Abstract: Assessing Intervention Adaptations Made during SEL Implementation (Society for Social Work and Research 21st Annual Conference - Ensure Healthy Development for all Youth)

Assessing Intervention Adaptations Made during SEL Implementation

Schedule:
Sunday, January 15, 2017: 8:30 AM
Balconies I (New Orleans Marriott)
* noted as presenting author
Joseph Roscoe, MSW, Doctoral Student, University of California, Berkeley, El Cerrito, CA
Kelly Whitaker, PhD, Postdoctoral Scholar, University of Washington, Seattle, WA
Ferdose Yassin Idris, Student Researcher, University of Washington, Bellevue, WA
Valerie B. Shapiro, PhD, Assistant Professor, University of California, Berkeley, Berkeley, CA
Background and Purpose: Preventive interventions can promote social emotional competence and protect against emotional and behavioral disorders (Durlak et al., 2011). The diffusion of effective preventive interventions, however, can be compromised in implementation (Durlak & DuPre, 2008). Adaptation of an intervention may be necessary to accommodate diverse providers, populations, and service environments (Castro, Barrera, & Steiker, 2010). Scholars suggest that adaptations be made proactively and systematically, but in practice, adaptations are often ad-hoc.  This creates concerns about the erosion of fidelity and the dilution of outcomes (Elliott & Mihalic, 2004).

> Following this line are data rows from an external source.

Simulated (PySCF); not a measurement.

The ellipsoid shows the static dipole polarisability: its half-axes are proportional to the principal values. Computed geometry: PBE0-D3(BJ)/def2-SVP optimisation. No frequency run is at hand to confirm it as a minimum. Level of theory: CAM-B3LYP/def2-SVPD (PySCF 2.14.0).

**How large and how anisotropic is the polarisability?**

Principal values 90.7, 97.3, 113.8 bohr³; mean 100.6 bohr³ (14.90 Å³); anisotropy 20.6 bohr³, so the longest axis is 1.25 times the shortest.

In order to study intervention adaptations and their relation to outcomes, several attempts have been made to characterize the nature of adaptations. This paper examines how three published adaptation models retrospectively classify adaptations. The Moore, Bumbarger, & Cooper (MBC; 2013) model was derived empirically. It uses a three-category taxonomy (fit, timing, and valence). The Castro, Barrera, & Martinez (CBM; 2004) conceptual model proposes a two-category taxonomy that classifies adaptation according to content and form of delivery. The Ecological Validity Model (EVM; Bernal, Bonilla, & Bellido, 1995) is another conceptual adaptation taxonomy that differentiates among eight different types of intervention modifications.

Methods: A social emotional learning program (TOOLBOX) was implemented by teachers during the 2014-2015 academic year. A teacher survey (N=137; 73% response rate, 84% female, 59% white) revealed that over 80% of teachers reported adaptations.  Teachers provided 90 distinct responses to three open-ended questions about the nature of program adaptation. Of these, 12 responses were not regarding adaptation. The remaining 78 responses were classified according the aforementioned adaptation taxonomies.

Results: The MBC model classified 85% of responses (with 58% of these responses related to philosophical fit, 9% related to reactive timing, and 54% to neutral valance). The CBM model classified 68% of responses (with 58% of these responses related to intervention content and 51% related to intervention delivery). The EVM model classified 89% of responses (with a 34% plurality of these responses related to changes in response to the intervention context).  One adaptation was unclassified by any model.

Conclusions and Implications: Both the MBC and EVM models suggest that teachers are most likely to make adaptations for reasons of fit (e.g., adjusting program language to grade level).  The CBM model suggests that adaptations are made to the delivery of the intervention nearly as often as to the content itself.  The EVM Model classified the largest number of adaptations, but with so many discrete dimensions, classification consensus between various raters was difficult to achieve.  Each model provided a unique contribution toward the goal of comprehensively and reliably classifying adaptations, however no single model achieved this goal fully.  Additional work is needed to develop a taxonomy that enables research on the relationship between adaptations and program outcomes.  Ultimately, the planful, systematic, and effective use of adaptation will help providers better fit intervention to diverse communities, ensuring healthy development for all youth.